If you work in the world of automation and DevOps, you probably have come across the term "Infrastructure as Code" (IaC). Per Wikipedia:
"Infrastructure as code (IaC) is the process of managing and provisioning computer data centers through machine-readable definition files, rather than physical hardware configuration or interactive configuration tools."
For the past year, I've been managing infrastructure—Red Hat Virtualization (RHV) and proprietary virtualization technology environments. Early on, I automated some tasks, but most of my work was manual. I attempted to automate the provisioning of vCenter and ESXi deployment and configuration. It was not as big of a hit as I wanted, and it certainly was not a pipeline of any sort. After that, I automated a few other smaller infrastructure tasks.
However, over the past three or four months, I've started investing more time in automating entire deployments. That's because I was asked to work on automating the deployment of the RHV environment we use for testing. Our infrastructure contains Red Hat OpenStack, RHV, and some VMware environments; we manage about 20TB of storage and 23 bare-metal hosts; and I manage more than 50 virtual machines.
I'm also a Red Hat Certified Specialist in Ansible Automation. So when I was asked to take on this automation project, I decided to use some of the Ansible roles already written by the oVirt team. To make them work, I had to add some custom playbooks and shell scripts, and putting all of that together as a Jenkins pipeline made it work seamlessly.
After working on this project, I can say I know what it means to have your infrastructure as code. Today, two of our four RHV environments are documented in code and maintained in a version-controlled Git repository.
Through my experience, I have learned the IaC approach has a lot of pros and some cons that you would be wise to take into account.
Pros of IaC
- I am relatively relaxed because I know if something goes wrong, I can call my Jenkins pipeline to re-deploy my env with one click.
- Before automation, if something went wrong, I had to meticulously redeploy and configure my entire environment. It was a challenge to bring back the identical environment. That's because anytime there is a change in the environment, the systems that interact with the environment also need updates. One such example is making sure the data center, cluster, network, and data store names are exactly the same after re-deployment.
- I can share this code with other teams or people, and they can utilize it to set up their env.
- Most of the code I write has a base that can take a list of input variables that allow you to customize the deployment for your needs. Hence, it is shareable code that others can re-use.
- My env will be identical every time I run the pipeline.
- As my pipeline is using a prescribed set of parameters for the deployment, every time I run my pipeline, I get exactly the same environment, in terms of the number of hosts, networks, data centers, clusters, and data stores—and their names are identical.
- My pipeline is scalable.
- My code is generalized in such a way that passing a configuration file with the right parameters will allow me to deploy env to one, two, or 100 servers because some of the parameters run in a loop that can take any number of parameters.
Cons of IaC
- Sometimes it's hard to maintain all of this code. As software versions change, the code may need to be updated. This is definitely an overhead.

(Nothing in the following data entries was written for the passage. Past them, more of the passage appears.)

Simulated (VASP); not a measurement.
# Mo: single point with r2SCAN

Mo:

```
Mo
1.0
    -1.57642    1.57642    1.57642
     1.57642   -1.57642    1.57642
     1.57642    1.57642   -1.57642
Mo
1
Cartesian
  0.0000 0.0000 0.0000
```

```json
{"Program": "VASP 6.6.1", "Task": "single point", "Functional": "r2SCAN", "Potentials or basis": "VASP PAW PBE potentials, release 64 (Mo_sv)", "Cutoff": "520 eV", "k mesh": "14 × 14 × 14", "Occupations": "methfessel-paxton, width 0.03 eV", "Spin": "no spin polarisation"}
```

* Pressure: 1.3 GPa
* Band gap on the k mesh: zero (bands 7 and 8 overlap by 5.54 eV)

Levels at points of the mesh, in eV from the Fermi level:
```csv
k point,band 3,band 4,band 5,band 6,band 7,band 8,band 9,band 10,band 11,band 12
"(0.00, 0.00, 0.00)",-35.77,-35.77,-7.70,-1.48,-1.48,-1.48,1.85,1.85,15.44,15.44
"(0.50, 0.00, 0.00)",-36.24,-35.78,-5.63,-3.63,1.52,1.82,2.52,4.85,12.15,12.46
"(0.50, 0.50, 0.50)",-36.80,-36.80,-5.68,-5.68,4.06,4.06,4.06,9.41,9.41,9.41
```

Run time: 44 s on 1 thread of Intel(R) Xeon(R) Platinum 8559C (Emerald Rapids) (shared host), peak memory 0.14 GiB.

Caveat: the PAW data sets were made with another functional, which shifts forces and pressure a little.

- I already have about 8,500 lines of code in my RHV deployment pipeline repo, and there are still a few things on my to-do list that I need to update; some are features, some are technical debt.
- When execution fails somewhere, it may not be as easy to restart from the exact same point, and re-executing from scratch may take a long time.
- If you're using code someone else has written, you may need to spend a lot of time understanding it, which can be difficult.
- For example, one of the Ansible roles I was using did not have some of my required features. I spent a lot of time first understanding, then debugging, then adding new features, and then getting it merged into the repo by the maintainers (where we had more cycles of review–feedback–update–repeat).
IaC has changed my career for the better in many ways, but there are some moments when it's challenging to handle as a team of one.
What do you think? What are your best IaC practices or pain points?